Effectively they’ve turned any edge case into a potential city-wide problem and PR nightmare.

One driver doesn’t know how to handle a power outage? It’s not news. Hundreds of automated vehicles all experience the same failure? National news.

I live in the affected neighborhood. There were hundreds of drivers that did not know how to handle a power outage... it was a minority of drivers, but it was a nontrivial, but nominally large number. I even saw a Muni bus blow through a blacked out intersection. The difference is the Waymos failed in a way that prevented potential injury, whereas the humans who failed, all fail in a way that would create potential injury.

I wish the Waymos handled it better, yes, but I think that the failure state they took is preferable to the alternative.

Locking down the roads creates a lot of potential injuries too.

And "don't blow through an intersection with dead lights" is super easy to program. That's not enough for me to forgive them of all that much misbehavior.

> is super easy to program

What?!? We’re talking about autonomous vehicles here.

I wouldn't say "super easy" but if an autonomous vehicle isn't programmed to handle:

  1: streetlight with no lights
  2: streetlight with blinking red
    2.5: streetlight with blinking yellow
Then they are 100% not qualified to be on the road. Those are basic situations and incredibly easy to replicate, simulate, and incorporate into the training data.

That is to say, they are not edge cases.

Dealing with other drivers in those settings is much harder to do but that's a different problem and you should be simulating your car in a wide variety of other driver dynamics. From everyone being very nice to everyone being hyper aggressive and the full spectrum in between.

The cars already know those are intersections with lights. I'm not talking about that part. Just the basic logic that you don't go through at speed unless there is a green (or yellow) light.

The lights out should be treated as all way red, including pedestrians.

Specifically identifying road signs, traffic lights, and dead traffic lights is a narrow problem that has feasible solutions. To the point where we can reasonably say “yeah, this sub-component basically works perfectly.”

Compared to the overall self-driving problem which is very much not a super easy problem.
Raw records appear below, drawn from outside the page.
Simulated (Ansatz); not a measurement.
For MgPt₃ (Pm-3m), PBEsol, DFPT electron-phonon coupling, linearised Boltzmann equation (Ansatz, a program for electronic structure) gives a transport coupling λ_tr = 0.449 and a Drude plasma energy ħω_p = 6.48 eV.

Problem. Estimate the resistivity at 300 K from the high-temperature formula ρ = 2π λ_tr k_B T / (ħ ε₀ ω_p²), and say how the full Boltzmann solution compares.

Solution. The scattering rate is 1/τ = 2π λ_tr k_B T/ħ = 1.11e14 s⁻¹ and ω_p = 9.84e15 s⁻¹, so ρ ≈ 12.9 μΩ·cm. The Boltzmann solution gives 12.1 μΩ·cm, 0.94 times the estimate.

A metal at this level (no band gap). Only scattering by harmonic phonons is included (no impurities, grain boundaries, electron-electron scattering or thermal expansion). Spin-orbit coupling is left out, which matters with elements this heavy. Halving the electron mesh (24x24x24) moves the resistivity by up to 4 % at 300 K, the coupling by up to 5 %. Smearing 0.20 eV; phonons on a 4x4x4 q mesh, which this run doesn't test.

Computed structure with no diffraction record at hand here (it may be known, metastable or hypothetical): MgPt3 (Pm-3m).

Right. You know there are humans somewhere in the city who got confused or scared and mess up too. Maybe a young driver who is barely confident in the first place on a temporary permit, or just someone who doesn’t remember what you do and was already over-stressed.

Whatever, it happens.

This was a (totally unintentional) coordinated screw up causing problems all over as opposed to one small spot.

The scale makes all the difference.

Definitely. The question then becomes how do they respond on the stimulus of other, more experienced drivers?

Eg. if they see 5 cars going around them and "solving" the intersection, do they get empowered to do the same? Or do some annoying honkers behind them make them bite the bullet and try their hand at passing it (and not to worry, other drivers will also make sure no harm comes to anyone even if you make a small mistake)? Human drivers, no matter how inexperienced, will learn on the spot. Self-driving vehicles can "learn" back in the SW department.

Yes, driving is a collaborative activity which requires that we all partner on finding most efficient patterns of traffic when traffic lights fail. Self-driving cars cannot learn on the spot, and this is the main difference between them and humans: you either have them trained on every situation, or they go into weird failure modes like this.

Yeah, the correlated risk with AVs is a pretty serious concern. And not just in emergencies where they can easily DDOS the roads, but even things like widespread weaknesses or edge cases in their perception models can cause really weird and disturbing outcomes.

Imagine a model that works real well for detecting cars and adults but routinely misses children; you could end up with cars that are 1/10th as deadly to adults but 2x as deadly to children. Yes, in this hypothetical it saves lives overall, but is it actually a societal good? In some ways yes, in some ways it should never be allowed on any roads at all. It’s one of the reasons aggregated metrics on safety are so important to scrutinize.